# RD Sharma Solutions Class 8 Practical Geometry Exercise 18.3

## RD Sharma Solutions Class 8 Chapter 18 Exercise 18.3

### RD Sharma Class 8 Solutions Chapter 18 Ex 18.3 PDF Download

#### Exercise 18.3

1. Construct a quadrilateral ABCD in which AB = 3.8 cm, BC = 3.4 cm, CD = 4.5 cm, AD= 5 cm and $\angle B=80°\;$.

Steps of construction:

Step I: Draw AB = 3.8 cm.

Step II: Construct $\angle ABC=80°\;$.

Step III: With B as the center and radius 3.4 cm, cut off BC = 3.4 cm.

Step IV: With C as the center and radius 4.5 cm, draw an arc.

Step V: With A as the center and radius 5.3 cm, draw an arc to intersect the arc drawn in Step IV at D.

Step VI: Join AD, BC and CD to obtain the required quadrilateral.

2. Construct a quadrilateral ABCD, given that AB = 8 cm, BC = 8 cm, CD =10 cm, AD =10 cm and $\angle A=45°\;$.

Steps of construction:

Step I: Draw AB = 8 cm.

Step II: Construct $\angle BAD=45°\;$.

Step III: With A as the centre and radius 10 cm, cut off AD =10 cm.

Step IV: With D as the centre and radius 10 cm, draw an arc.

Step V: With B as the centre and radius 8 cm, draw an arc to intersect the arc drawn in Step IV at C.

Step VI: Join BC and CD to obtain the required quadrilateral.

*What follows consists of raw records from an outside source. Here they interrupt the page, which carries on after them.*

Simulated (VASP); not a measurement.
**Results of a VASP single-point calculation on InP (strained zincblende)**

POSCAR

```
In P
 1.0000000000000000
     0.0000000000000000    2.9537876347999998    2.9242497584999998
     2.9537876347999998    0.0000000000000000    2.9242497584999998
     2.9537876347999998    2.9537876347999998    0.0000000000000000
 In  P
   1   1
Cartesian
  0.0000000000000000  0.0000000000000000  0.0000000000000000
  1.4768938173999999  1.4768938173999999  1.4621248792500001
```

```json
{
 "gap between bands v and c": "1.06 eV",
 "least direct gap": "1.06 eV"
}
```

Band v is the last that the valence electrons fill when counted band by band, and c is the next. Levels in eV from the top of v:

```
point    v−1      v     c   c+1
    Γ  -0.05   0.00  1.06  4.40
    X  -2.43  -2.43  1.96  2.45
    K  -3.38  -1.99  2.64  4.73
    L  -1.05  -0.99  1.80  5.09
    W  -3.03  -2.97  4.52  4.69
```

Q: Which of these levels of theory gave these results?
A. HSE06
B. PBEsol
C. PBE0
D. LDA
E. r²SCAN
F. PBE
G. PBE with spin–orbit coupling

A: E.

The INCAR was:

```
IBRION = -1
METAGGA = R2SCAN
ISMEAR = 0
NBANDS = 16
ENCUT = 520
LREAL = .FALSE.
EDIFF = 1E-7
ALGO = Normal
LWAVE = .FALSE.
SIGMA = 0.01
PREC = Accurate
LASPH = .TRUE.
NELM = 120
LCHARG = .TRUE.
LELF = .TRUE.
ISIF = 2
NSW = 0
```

3. Construct a quadrilateral ABCD in which AB = 7.7 cm, BC = 6.8 cm, CD = 5.1 cm, AD = 3.6 cm and $\angle C=120°\;$.

Steps of construction:

Step I: Draw DC = 5.1 cm.

Step II: Construct $\angle DCB=120°\;$.

Step III: With C as the center and radius 6.8 cm, cut off BC = 6.8 cm.

Step IV: With B as the center and radius 7.7 cm, draw an arc.

Step V: With D as the center and radius 3.6 cm, draw an arc to intersect the arc drawn in Step IV at A.

4. Construct a quadrilateral ABCD in which AB = BC = 3 cm, AD = CD = 5 cm and $\angle B=120°\;$.

Steps of construction:

Step I: Draw AB = 3 cm.

Step II: Construct $\angle ABC=120°\;$.

Step III: With B as the center and radius 3 cm, cut off BC = 3 cm.

Step IV: With C as the center and radius 5 cm, draw an arc.

Step V: With A as the center and radius 5 cm, draw an arc to intersect the arc drawn in Step IV at D.

5. Construct a quadrilateral ABCD in which AB = 2.8 cm, BC = 3.1 cm, CD = 2.6 cm and DA =3.3 cm and $\angle A=60°\;$.

Steps of construction:

Step I: Draw AB = 2.8 cm.

Step II: Construct $\angle BAD=60°\;$.

Step III: With A as the center and radius 3.3 cm, cut off AD = 3.3 cm.

Step IV: With D as the center and radius 2.6 cm, draw an arc.

Step V: With B as the center and radius 3.1 cm, draw an arc to intersect the arc drawn in Step IV at C.

Step VI: Join BC and CD to obtain the required quadrilateral.

6. Construct a quadrilateral ABCD in which AB = BC = 6 cm, AD = DC = 4.5 cm and $\angle B=120°\;$.

Steps of construction:

Step I: Draw AB = 6 cm.

Step II: Construct $\angle ABC=120°\;$..

Step III: With B as the centre and radius 6 cm, cut off BC = 6 cm. Now, we can see that AC is about 10.3 cm which is greater than AD + CD = 4.5 + 4.5 = 9 cm.

We know that sum of the lengths of two sides of the triangle is always greater than the third side but here, the sum of AD and CD is less than AC.

So, construction of the given quadrilateral is not possible.